Friday, June 06, 2014

BQFP publishes English translation of Lebanese novelist Jabbour Douaihy's June Rain


... A shootout in a church in a northern Lebanese village on 16 June 1957 in which some two dozen people are killed. The tearing apart of the community into two bitterly divided clans. Neighbour turning against neighbour; husbands and wives forced to choose between their loyalty to one another and clan loyalty...

This is the loosely fact-based scenario of  Lebanese academic, novelist and short story writer Jabbour Douaihy's novel June Rain  newly published by Bloomsbury Qatar Foundation Publishing (BQFP) in English translation by Paula Haydar. The Arabic original of the novel, Matar Hzayran, was published by Dar Al-Nahar in Beirut in 2006. It was shortlisted for the International Prize for Arabic Fiction (IPAF) in 2008 - the prize's inaugural year.

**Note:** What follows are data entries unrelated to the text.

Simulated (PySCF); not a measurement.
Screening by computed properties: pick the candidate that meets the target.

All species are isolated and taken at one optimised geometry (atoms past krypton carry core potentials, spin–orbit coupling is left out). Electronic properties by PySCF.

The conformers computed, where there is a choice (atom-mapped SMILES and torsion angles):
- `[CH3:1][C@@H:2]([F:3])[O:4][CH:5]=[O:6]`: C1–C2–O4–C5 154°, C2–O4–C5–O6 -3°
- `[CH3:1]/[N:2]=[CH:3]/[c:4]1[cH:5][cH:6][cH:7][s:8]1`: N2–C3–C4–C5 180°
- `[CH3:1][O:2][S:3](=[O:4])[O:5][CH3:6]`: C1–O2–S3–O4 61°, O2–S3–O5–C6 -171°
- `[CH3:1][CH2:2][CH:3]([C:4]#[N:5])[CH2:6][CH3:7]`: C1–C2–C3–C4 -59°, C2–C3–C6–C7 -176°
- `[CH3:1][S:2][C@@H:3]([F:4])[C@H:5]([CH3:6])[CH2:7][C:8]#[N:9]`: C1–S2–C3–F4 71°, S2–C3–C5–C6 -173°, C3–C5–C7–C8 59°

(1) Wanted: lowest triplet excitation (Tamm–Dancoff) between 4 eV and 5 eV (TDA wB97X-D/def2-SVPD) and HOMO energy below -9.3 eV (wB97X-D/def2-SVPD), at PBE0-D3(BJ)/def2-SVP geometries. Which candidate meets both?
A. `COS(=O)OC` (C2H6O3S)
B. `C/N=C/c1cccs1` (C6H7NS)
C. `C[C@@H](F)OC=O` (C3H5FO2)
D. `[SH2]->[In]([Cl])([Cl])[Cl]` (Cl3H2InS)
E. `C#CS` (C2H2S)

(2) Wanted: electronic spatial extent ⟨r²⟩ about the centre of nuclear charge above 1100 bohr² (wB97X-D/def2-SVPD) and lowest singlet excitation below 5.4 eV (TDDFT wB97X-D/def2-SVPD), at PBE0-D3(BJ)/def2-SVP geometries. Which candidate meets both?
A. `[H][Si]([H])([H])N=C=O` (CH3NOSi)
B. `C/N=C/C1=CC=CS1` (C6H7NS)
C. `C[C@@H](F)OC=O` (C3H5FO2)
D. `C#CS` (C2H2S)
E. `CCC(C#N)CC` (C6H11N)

Douaihy was born in the northern Lebanese town of Zgharta in 1949. On 16 June 1957 there was a massacre during a requiem mass in the village of Miziara near Zgharta, when the Franjieh family, allegedly led by future president of Lebanon Suleiman Franjieh, attacked the competing Douaihy clan.

Jabbour Douaihy
Douaihy dedicates June Rain  to the Lebanese journalist, historian, author and publisher Samir Kassir who was assassinated in Beirut in 2005. In an interview with NOW Lebanon Jabbour pays tribute to Kassir's vital role in inspiring and encouraging the writing of the novel. It was Kassir who "gave me the idea of writing a literary novel about the background of the massacre of Meziara, which took place in our area in 1957. And that is precisely why I dedicated the novel to him, knowing that the murderers didn’t allow him to read more than two chapters of this novel; he had asked me to send him every chapter I finished writing.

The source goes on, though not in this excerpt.